More than 200 rangers have died protecting Virunga National Park. Not in some distant colonial past but in living memory -- ambushed by militias, caught in crossfire between rebel factions, murdered for standing between armed men and the animals they intended to kill. In January 2021, gunmen killed six more. The park keeps operating. The rangers keep patrolling. That stubbornness, more than any UNESCO designation or tourism statistic, is what defines Africa's oldest national park. Founded in 1925 in what was then the Belgian Congo, Virunga has survived colonial rule, independence, dictatorship, genocide, and ongoing armed conflict -- not because circumstances protected it, but because people chose to protect it when circumstances gave them every reason not to.
King Albert I of Belgium created the Albert National Park in 1925, making it the first national park in Africa and the second in the world after Yellowstone. Its original purpose was straightforward: save the mountain gorillas of the Virunga Mountains from extinction. Over the next three decades, the park expanded northward to encompass the Rwindi Plains, Lake Edward, and the Rwenzori Mountains, eventually covering 7,800 square kilometers -- an area larger than some European countries. Hand-picked Congolese rangers kept poaching low, and tourists came in steady numbers. When Belgium granted Congo independence in 1960, the park was renamed Virunga and a Congolese Wildlife Authority was established. For a while, under President Mobutu's personal interest in conservation during the 1970s, the park thrived, drawing an average of 6,500 visitors a year. UNESCO named it a World Heritage Site in 1979.

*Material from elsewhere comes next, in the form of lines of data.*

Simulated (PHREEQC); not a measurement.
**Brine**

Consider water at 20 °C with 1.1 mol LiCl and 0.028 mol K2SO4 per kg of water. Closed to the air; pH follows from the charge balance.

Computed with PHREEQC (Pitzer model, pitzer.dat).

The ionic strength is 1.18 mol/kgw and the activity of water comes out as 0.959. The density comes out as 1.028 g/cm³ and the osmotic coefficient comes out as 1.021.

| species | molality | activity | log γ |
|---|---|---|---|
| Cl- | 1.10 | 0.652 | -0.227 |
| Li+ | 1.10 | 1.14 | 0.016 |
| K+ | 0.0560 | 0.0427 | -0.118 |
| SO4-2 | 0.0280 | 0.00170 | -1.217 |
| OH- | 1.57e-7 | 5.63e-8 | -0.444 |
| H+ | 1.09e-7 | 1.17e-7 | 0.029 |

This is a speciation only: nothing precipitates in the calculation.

The 1980s unraveled everything. As Mobutu's grip weakened, the country spiraled toward collapse, and the park spiraled with it. Poachers decimated the large mammal populations. Rangers were killed. Infrastructure was destroyed. The Rwandan genocide of 1994 sent waves of refugees into the park's forests, accelerating deforestation. Armed militia groups -- some remnants of the Interahamwe, others local Mai-Mai fighters -- occupied large sections of the park through the late 1990s and 2000s. The Kivu War, which began in 2004, centered directly on Virunga, and by 2008, rebel forces had seized park headquarters at Rumangabo and evicted the staff entirely. UNESCO had long since changed the park's status to "endangered." Tourism dropped to zero. It looked, to most observers, like the end.
Virunga's landscapes are so varied they seem to belong to different continents. In the south, the Virunga volcanoes anchor the park -- including Nyiragongo, whose summit contains one of the world's largest and most active lava lakes. At night, the glow is visible for miles, a deep orange pulse against the equatorial darkness. Climbers can reach the crater rim in under six hours and sleep in small cabanas at the edge, watching molten rock churn below. In the far north, the Rwenzori Mountains -- Ptolemy's legendary "Mountains of the Moon" -- rise to snow-capped peaks on the Ugandan border, reachable via multi-day treks through alpine moorland. Between the volcanoes and the snowcaps lie lowland tropical forest, savannah plains, river systems, papyrus swamps, and the shores of Lake Edward, where hippos once numbered over 20,000 and are slowly recovering.
The biodiversity packed into Virunga's boundaries is staggering. Mountain gorillas inhabit the southern montane forests alongside chimpanzees, golden monkeys, blue monkeys, and black-and-white colobus. Forest elephants and buffalo move through the mist. The central savannah supports lions, leopards, hyenas, topi, kob, and warthog. And in the deep Congolese forest to the north lives the okapi -- the forest giraffe, so elusive it was not known to Western science until 1901. The park's habitats range from equatorial lowland forest to alpine glacier, creating ecological niches that exist nowhere else in such close proximity. This is not a single ecosystem with a visitor center. It is an entire continent's worth of biodiversity compressed into one contested, dangerous, fiercely defended park.
Tourism has returned to Virunga, growing from zero visitors in 2008 to approximately 2,000 by 2010, with numbers increasing since. Gorilla permits cost less here than in Rwanda or Uganda, and the visits tend to be more intimate -- smaller groups, fewer tourists. But Virunga remains a park defined by its security reality. Visitors are escorted by armed rangers. Transport is arranged through the park to avoid ambush-prone roads. The park goes through periods of closure when conflict flares, and travelers must check current conditions before booking. None of this is hypothetical: in May 2018, a ranger was killed and two tourists kidnapped, leading to an extended closure. What keeps Virunga alive is not tourism revenue or international donations, though both help. It is the conviction of its staff that the park is worth dying for -- a conviction that more than 200 of them have proved.
Located at approximately 0.50S, 29.50E, Virunga stretches along the eastern DRC border from the Virunga volcanoes in the south to the Rwenzori Mountains in the north -- a span of roughly 300 km. Nyiragongo volcano (3,470 m) is identifiable from altitude by the orange glow of its lava lake at night. The Rwenzori range (up to 5,109 m at Margherita Peak) may carry snow year-round. Lake Edward is visible from cruising altitude as a large body of water on the park's northern boundary. Nearest major airports: Goma International Airport (FZNA) on the southern edge; Beni Mavivi Airport for the northern sector. Kigali (HRYR) in Rwanda and Entebbe (HUEN) in Uganda are the main international gateways.